Parenting Guilt: Overcoming the Perfect Parent Pressure

I was 20 when my first child was born. We spent the better part of a year eagerly celebrating the pending arrival with our loved ones. There was a Pinterest-perfect nursery, friends and family who “couldn’t wait!!!” to meet the new baby, grandmas-to-be who wanted to be included in Every. Single. Thing., a big baby shower and a 3D ultrasound party. And, most importantly, we had a mom (me) who spent 99% of her time concerned about getting every little thing right. And boy, did that mom plan. We would have a “natural birth” (nope), we would breastfeed as long as humanly possible (not even close), we would never do screen time or let her cry it out or even consider putting her down for a second after we waited so long to meet her (HAHAHA)!
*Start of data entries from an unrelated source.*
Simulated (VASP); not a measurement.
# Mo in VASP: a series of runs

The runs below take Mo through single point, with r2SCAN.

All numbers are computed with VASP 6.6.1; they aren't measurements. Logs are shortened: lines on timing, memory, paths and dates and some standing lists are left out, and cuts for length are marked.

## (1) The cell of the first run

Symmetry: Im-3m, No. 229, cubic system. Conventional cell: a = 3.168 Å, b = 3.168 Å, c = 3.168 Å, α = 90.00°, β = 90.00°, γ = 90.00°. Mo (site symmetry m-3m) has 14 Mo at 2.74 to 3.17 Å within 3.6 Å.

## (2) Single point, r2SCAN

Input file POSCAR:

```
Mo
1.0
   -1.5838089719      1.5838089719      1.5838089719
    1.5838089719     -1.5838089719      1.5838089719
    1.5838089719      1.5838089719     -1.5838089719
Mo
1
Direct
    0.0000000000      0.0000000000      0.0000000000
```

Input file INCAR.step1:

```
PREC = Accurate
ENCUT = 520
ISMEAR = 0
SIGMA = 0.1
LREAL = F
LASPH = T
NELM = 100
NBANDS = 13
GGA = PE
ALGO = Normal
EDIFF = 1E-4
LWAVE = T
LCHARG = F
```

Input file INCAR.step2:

And now that mom is having her second child. We don’t have the excited friends (my husband’s best friend, when he found out, said “she’d better not be pregnant again!”). There’s no baby shower planned. We’re past the window for that 3D party. I’ve accepted that we’ll be repeating our cesarean. The nursery is a crib in our toddler’s bedroom. The “Baby Shark” video permeates every inch of our existence. And I have multiple places designated for putting this baby down while I do other things (like clean my apartment, or much more likely: nap). In fact, I think the only original baby plan that I’m still stubbornly hanging onto is breastfeeding, and that’s for entirely different reasons than it was for my first (forget brain development, formula is expensive!).

As a result, I’ve been spending a lot of time plagued with guilt. What if this baby knows that I didn’t spend hours on Etsy finding the perfect homecoming outfit? What if he resents the fact that I didn’t plan a custom cake and make everyone look at his butt in 3D? What if he thinks I like his sister more because I went through labor for hours with her and cut it out entirely for him? And worse: what if I do like his sister more? What if I can’t connect with him?

My friends who are currently pregnant with their second child have shared similar fears, while a lot of my two-kid-mom friends have assured me that this is a fear everyone has and that I’ll love him just the same. I still find myself worried. What if I’m the exception? Or what if it’s the reverse, and I find myself loving him more than his sister, or she thinks I do?

I find myself constantly googling this issue, and following every guideline I can find. Do something special with her. Buy her a big present for when the baby is here. Make her feel included. Make her feel extra loved.

In the end, I have to realize that this anxiety doesn’t matter. Nothing I do is going to negate natural sibling rivalry. I couldn’t tell you if my mom had a baby shower for any of us. 3D ultrasounds and Etsy didn’t exist, and my “homecoming” outfit was a dress that was bought after I was born. Sharing my room with my sister was so cool that we continued doing it even when I had my own room. I’m sure that I’ll prefer one kid over another, and I’m sure that that will change frequently.

At the heart of these anxieties is just me. I’m not the same person I was when I met her. I’m more experienced. I’m slightly more confident and a lot more realistic. While I idealized parenthood before, I now recognize my shortcomings and inability to be the absolute perfect parent 100% of the time. And in a society where Mom Guilt reigns, I’ve internalized that as a mark of failure.

And just like the idealism I faced with my first, these fears aren’t going to change anything once real life gets going. Being their mother depends on meeting their needs as they come, on being there for them as individuals, on not being the same mother for him as I am for her.

So if you’re like me, and obsessing over how to be the perfect mom to two when you still don’t have it down for one: we’ll be okay. We’ve made it this far.